When starting a new application, using the newly introduced type system in the DLL interface is recommendable as this will make ports to other platforms a lot easier.

When using ActiveX controls, do not forget to replace the faulty C++ wrappers generated by Visual Studio with the ones provided in %CVB%\Wow6432\Visual C++ OCX Wrappers.

 

In case you are planning on targeting Linux later on it is a good idea to either use a GUI toolkit that is available for both platforms right from the beginning or to keep your user interface code as separate from your image processing code as possible to make the necessary switch to a different GUI toolkit easier.

ActiveX controls are a technology that is not available on the Lin64 platform and should therefore not be used at all in applications that are intended to be portable.

Note that for C++/CLI projects in Visual Studio 2010 the AnyCPU tweak for aximp and tlbimp described in the migration section must also be applied.

 

.Net

With newly created .Net applications there is actually not much attention to be paid to Win32/Win64 portability.

The main issue here is to keep track of which platform the ActiveX wrappers have been created on (if your application uses ActiveX controls); a mismatch however will immediately lead to an exception, is therefore fairly easy to identify and will probably never go unnoticed.
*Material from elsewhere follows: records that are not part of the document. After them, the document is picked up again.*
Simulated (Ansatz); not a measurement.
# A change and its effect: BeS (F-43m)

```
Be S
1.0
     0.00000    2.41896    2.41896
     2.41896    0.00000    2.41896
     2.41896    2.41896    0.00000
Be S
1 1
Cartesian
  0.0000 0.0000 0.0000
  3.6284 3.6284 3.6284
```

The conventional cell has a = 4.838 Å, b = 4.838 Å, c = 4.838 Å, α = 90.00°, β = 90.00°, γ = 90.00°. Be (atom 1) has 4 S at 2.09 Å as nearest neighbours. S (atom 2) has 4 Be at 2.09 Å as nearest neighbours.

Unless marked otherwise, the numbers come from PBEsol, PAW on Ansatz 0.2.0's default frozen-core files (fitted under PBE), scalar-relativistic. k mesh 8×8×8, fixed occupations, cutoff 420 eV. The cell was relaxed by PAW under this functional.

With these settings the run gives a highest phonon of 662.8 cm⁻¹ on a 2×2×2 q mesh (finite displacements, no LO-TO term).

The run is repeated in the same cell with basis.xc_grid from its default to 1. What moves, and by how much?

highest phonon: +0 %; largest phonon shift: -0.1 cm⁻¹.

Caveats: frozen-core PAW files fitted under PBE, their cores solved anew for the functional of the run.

Keeping the coding hints from earlier in mind and using the new shared objects will help avoid improper reference count handling and (for VB.Net users) perilous assignments of 64 bit values to 32 bit variables.

If you use Visual Studio 2010 please note that the AnyCPU tweak described in the migration section must be applied to a project file before it will be possible to generate and run applications targeted to the .Net 4.0 framework.